[PATCH v2 1/2] landlock: Multithreading support for landlock_restrict_self()
Günther Noack
gnoack at google.com
Thu Nov 27 10:32:07 UTC 2025
On Fri, Oct 24, 2025 at 11:11:10PM +0200, Jann Horn wrote:
> On Wed, Oct 1, 2025 at 1:18 PM Günther Noack <gnoack at google.com> wrote:
> > Introduce the LANDLOCK_RESTRICT_SELF_TSYNC flag. With this flag, a
> > given Landlock ruleset is applied to all threads of the calling
> > process, instead of only the current one.
> >
> > Without this flag, multithreaded userspace programs currently resort
> > to using the nptl(7)/libpsx hack for multithreaded policy enforcement,
> > which is also used by libcap and for setuid(2). Using this scheme,
> > the threads of a process enforce the same Landlock ruleset, but the
> > resulting Landlock domains are still separate, which makes a
> > difference for Landlock's "scoped" access rights, where the domain
> > identity and nesting is used. As a result, when using
> > LANLDOCK_SCOPE_SIGNAL, signaling between sibling threads stops
> > working. This is a problem for programming languages and frameworks
> > which are inherently multithreaded (e.g. Go).
>
> This looks good to me overall, though there are a couple details to fix.
>
> [...]
> > +static inline void landlock_cred_copy(struct landlock_cred_security *dst,
> > + const struct landlock_cred_security *src)
> > +{
> > + if (dst->domain)
> > + landlock_put_ruleset(dst->domain);
> > +
> > + *dst = *src;
>
> nit: I would add a short comment at the definition of struct
> landlock_cred_security noting that this function memcpy's the entire
> struct
Sounds good. I added a small remark "when updating this, also update
landlock_cred_copy() if needed".
> > +
> > + if (dst->domain)
> > + landlock_get_ruleset(src->domain);
> > +}
> [...]
> > +/*
> > + * tsync_works_grow_by - preallocates space for n more contexts in s
> > + *
> > + * Returns:
> > + * -ENOMEM if the (re)allocation fails
> > + * 0 if the allocation succeeds, partially succeeds, or no reallocation was needed
> > + */
> > +static int tsync_works_grow_by(struct tsync_works *s, size_t n, gfp_t flags)
> > +{
> > + int i;
> > + size_t new_capacity = s->capacity + n;
>
> (You only have to grow to `s->size + n` but I guess this works too.)
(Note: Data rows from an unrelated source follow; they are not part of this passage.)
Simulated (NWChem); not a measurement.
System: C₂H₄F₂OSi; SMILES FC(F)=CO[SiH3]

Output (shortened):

Thanks, well spotted. This was indeed the intended behavior, the
new_capacity <= s->capacity check also makes much more sense that
way. (I have a more detailed answer in another reply.) I fixed this
and also added an overflow check for good measure.
> > + struct tsync_work **works;
> > +
> > + if (new_capacity <= s->capacity)
> > + return 0;
> > +
> > + works = krealloc_array(s->works, new_capacity, sizeof(s->works[0]),
> > + flags);
> > + if (IS_ERR(works))
> > + return PTR_ERR(works);
>
> The kmalloc function family returns NULL on failure, so you have to
> check for NULL here instead of IS_ERR(), and then return -ENOMEM
> instead of PTR_ERR().
Thanks, fixed.
> > + s->works = works;
> > +
> > + for (i = s->capacity; i < new_capacity; i++) {
> > + s->works[i] = kzalloc(sizeof(*s->works[i]), flags);
> > + if (IS_ERR(s->works[i])) {
>
> (again, kzalloc() returns NULL on failure)
Done.
> > + /*
> > + * Leave the object in a consistent state,
> > + * but return an error.
> > + */
> > + s->capacity = i;
> > + return PTR_ERR(s->works[i]);
> > + }
> > + }
> > + s->capacity = new_capacity;
> > + return 0;
> > +}
> [...]
> > +/*
> > + * tsync_works_free - free memory held by s and drop all task references
> > + */
> > +static void tsync_works_free(struct tsync_works *s)
> > +{
> > + int i;
> > +
> > + for (i = 0; i < s->size; i++)
> > + put_task_struct(s->works[i]->task);
>
> You'll need a NULL check before calling put_task_struct(), since the
> task_work_add() failure path can NULL out ->task. (Alternatively you
> could leave the task pointer intact in the task_work_add() failure
> path, since task_work_add() only fails if the task is already
> PF_EXITING. The &work_exited marker which causes task_work_add() to
> fail is only put on the task work list when task_work_run() runs on a
> PF_EXITING task.)
Thanks for spotting this, this is correct! I added a NULL check.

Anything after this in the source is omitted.